American Opportunity Tax Credit Improved
The American Opportunity Tax Credit has been improved by the Tax Cuts & Job Act. This is one of the more popular deductions for student loans that allows up to a $2,500 deduction for qualified education expenses for the first 4 years of higher education. The IRS data show that 9m Americans applied for this tax credit last year. The Tax Cuts & Jobs Act has increased the allowable deduction period to five years instead of four, but the fifth year is at a reduced $1,250 deduction. The deduction is calculated as being 100% of the expenses incurred up to the first $2,000, and after that it’s 25% of the next $2,000 for a max of $2,500.
Lifetime Learning Credit Being Axed
The Lifetime Learning Credit is being repealed, which allows a credit offset of 20% on the first $10,000 of your education expenses. This translates into a deduction of up to $2,000, which could be used for many years as you had education expenses. The big difference between the American Opportunity Tax Credit & the Lifetime Learning Credit is that the latter allows for deductions based on vocational expenses. By removing this tax credit it is hurting those who are looking to improve their skill and gain useful hands-on training in a field that may not be available at a traditional university
If Trump & DeVos take Public Service Loan Forgiveness away, what should borrowers do?
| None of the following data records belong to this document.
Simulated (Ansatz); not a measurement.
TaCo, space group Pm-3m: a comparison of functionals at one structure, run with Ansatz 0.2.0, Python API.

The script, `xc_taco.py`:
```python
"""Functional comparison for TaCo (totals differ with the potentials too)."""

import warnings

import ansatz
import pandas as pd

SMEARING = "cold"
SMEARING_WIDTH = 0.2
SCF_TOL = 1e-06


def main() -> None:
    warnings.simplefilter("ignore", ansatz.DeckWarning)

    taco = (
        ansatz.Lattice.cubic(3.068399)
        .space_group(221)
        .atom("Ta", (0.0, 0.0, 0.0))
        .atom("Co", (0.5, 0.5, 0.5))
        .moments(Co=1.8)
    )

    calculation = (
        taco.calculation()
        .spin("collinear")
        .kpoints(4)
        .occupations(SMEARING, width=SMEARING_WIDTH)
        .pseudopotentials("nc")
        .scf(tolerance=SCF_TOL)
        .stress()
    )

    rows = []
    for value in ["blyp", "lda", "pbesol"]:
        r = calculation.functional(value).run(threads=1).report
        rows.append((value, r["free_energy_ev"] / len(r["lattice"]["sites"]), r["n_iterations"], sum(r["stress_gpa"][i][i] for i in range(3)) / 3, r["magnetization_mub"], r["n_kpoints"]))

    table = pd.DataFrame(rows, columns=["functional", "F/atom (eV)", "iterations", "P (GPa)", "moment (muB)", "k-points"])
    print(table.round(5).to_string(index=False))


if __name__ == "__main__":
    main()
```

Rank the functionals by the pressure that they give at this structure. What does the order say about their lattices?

- For borrowers that are eligible for PSLF, immediately ensure that your loans are in the Direct Loan Program (consolidate your loans as necessary)
- If you are in the Direct program already (and eligible for PSLF) certify your employment status immediately.
These steps alone will not ensure that borrowers will receive PSLF, but being in the program prior to any law changes is likely to improve your chances of receiving it greatly.
Trump Signs Budget Including $350m For Loan Forgiveness
In the spending bill passed by Congress in March 2018 to fund the government through September, Congress ignored many of the Trump administration’s budget proposals including doing away with the Public Service Loan Forgiveness Program. Instead, Congress allocated $350 million for the Department of Education to help borrowers with previously unqualified repayment plans gain student loan forgiveness, and President Trump signed it into law. The purpose of the PSLF was to entice graduates to take qualified public service jobs that served the community and to enable forgiveness of all student loan debt for those borrowers after 120 payments over 10 years into an income-driven repayment plan. To normally be eligible for forgiveness under PSLF, you must be on an income-driven repayment plan. The $350 million is earmarked for those who meet all qualifications but were paying into a graduated or extended repayment plan, which are not normally eligible. However, $350 million is unlikely to cover all who apply. Distribution is on a first come/first served basis. Be sure to apply as soon as the Department of Education sets up a process, which will probably be some time in May.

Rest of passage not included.